The accused terrorist appeared before the military tribunal, charged with conspiracy in a plot against national security. Because state secrets were involved and because harsh interrogation techniques were used to extract information, the defendant was deprived of a look at the evidence. Also denied were the defendant's traditional right to a lawyer, to face accusers, even to see the judges - they wore hoods.
No, this wasn't at Gitmo. This "court" met in the military dictatorship of Peru. And the defendant wasn't an Afghan or Arab turned over to U.S. troops by a warlord out for the $10,000 bounty. She was Lori Berenson, a 31-year-old American citizen accused of aiding the Túpac Amaru Revolutionary Movement, members of whom she befriended.
The Washington Post and New York Times condemned Berenson's 1996 trial, calling the tribunal and the brutal circumstances of her detention a mockery of justice. In the U.S., most American liberals agreed.
Now President-Elect Barack Obama - a self-identified liberal Democrat who campaigned as a champion of human rights - wants to use the same kind of kangaroo court to try victims of the notorious Guantánamo torture camp.
Obama's advisers confirm that the incoming president wants to close Gitmo. It's long overdue. But they deny that they've made a final decision about what to do with the detainees. (There's no word about the secret prisons, Navy prison ships or CIA black sites where thousands of Muslim men kidnapped by the U.S. have been "disappeared.") However, there's troubling evidence that Obama is reneging on his promise to do the right thing by the long-suffering detainees.

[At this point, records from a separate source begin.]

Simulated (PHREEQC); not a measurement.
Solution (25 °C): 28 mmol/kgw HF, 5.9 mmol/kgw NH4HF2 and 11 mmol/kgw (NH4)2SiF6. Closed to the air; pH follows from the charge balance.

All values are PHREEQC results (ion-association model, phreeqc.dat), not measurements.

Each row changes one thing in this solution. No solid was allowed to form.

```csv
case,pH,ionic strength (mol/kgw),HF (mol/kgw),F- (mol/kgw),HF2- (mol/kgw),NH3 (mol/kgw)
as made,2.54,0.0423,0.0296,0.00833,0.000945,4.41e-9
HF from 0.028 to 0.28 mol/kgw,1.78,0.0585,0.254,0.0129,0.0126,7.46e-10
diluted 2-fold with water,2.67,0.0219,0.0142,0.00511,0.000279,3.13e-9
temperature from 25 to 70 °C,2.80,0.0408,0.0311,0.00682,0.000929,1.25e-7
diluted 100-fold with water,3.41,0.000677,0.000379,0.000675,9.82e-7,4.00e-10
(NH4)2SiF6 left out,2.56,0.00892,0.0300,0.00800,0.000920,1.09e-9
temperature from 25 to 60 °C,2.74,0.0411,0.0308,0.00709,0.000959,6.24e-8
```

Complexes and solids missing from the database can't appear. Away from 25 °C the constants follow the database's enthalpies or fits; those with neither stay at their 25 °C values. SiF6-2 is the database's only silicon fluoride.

Insiders say that Obama is leaning toward the creation of "national security courts" - secret military tribunals where detainees would be tried without basic due process rights. They wouldn't get the right to review evidence against them, cross-examine prosecution witnesses, or -- obviously, at this point -- a speedy trial. Moreover, Obama hasn't ruled out subjecting future detainees to "preventive detention" -- i.e., holding them without charges, like Bush.
"The legal team advising Mr. Obama on Guantánamo believes that prosecuting the 'high value' terror suspects such as [Khalid Sheikh] Mohammed -- a group of about 30 -- will require the creation of a court designed to handle highly sensitive intelligence material, a cross between a military tribunal and a federal court," reports The Times of London.
"What a national security court is designed for is to hide the use of torture and allow the consideration of evidence that is not reliable," says J. Wells Dixon of the Center for Constitutional Rights, which 0D represents some of the detainees.
Of the 255 prisoners, about 60 have been cleared for release but remain at the base because their home countries, including China, view them as political enemies and might execute them. Of the remaining 195, the Pentagon admits that there's no evidence whatsoever against 135.
Obama's team doesn't know what to do about these 195 misérables.
That leaves 80 men, including the 30 "stars" like KSM, the alleged 9/11 mastermind. "If Obama wanted to move as swiftly as possible to close Guantánamo," reports Time magazine, "the strongest step he could take as president would be to simply shutter the camp by executive order and transfer all of the detainees to prison sites inside the U.S. At that point, in theory, the detainees would face four possible fates: being charged with offenses that could be tried in federal courts; court-marshaled according to the Uniform Code of Military Justice; turned over to the governments of their native countries; or simply released."
Courts-marshal of the detainees, who were dumped in Gitmo's supposed legal limbo specifically in order to deny them POW status and Geneva Conventions rights, would be bizarre.
As discussed above, many can't go home. Moreover most, if not all, of the high-profile detainees were tortured -- a fact that would almost certainly destroy any chance of obtaining a conviction in a fair trial.
You can't hold a fair trial after holding a suspect for 20 years while depriving them of access to a lawyer, family visits, or the ability to prepare for trial. The Founding Fathers understood this fact, which is why they ratified the Sixth Amendment to the U.S. Constitution. "In all criminal prosecutions, the accused shall enjoy the right to a speedy and public trial," reads the Sixth. A secret "national security court" held six years after "arrest" doesn't come anywhere close to satisfying this requirement.
Municipalities' interpretation of the Sixth Amendment varies. In New York City, cops have to bring you before a judge for arraignment within 24 hours of your arrest, or let you go. Other places allow a few days.
Six years? Not even in Texas.
There's only one valid legal and moral option for rectifying the human rights nightmare at Guantánamo. On January 20, President Obama should fly to Gitmo, address its inmates and personally apologize to each one for the abuses and indignities they have suffered, and which have brought shame and contempt upon the United States.
The detainees should be set free. They should be paid enough money that they should never want for anything again, then offered the right to fly home or, if they prefer, anywhere in the U.S. Finally, Obama should walk out the camp's main entrance to Palma Point, where he should sign over control of the base to Cuban President Raoul Castro.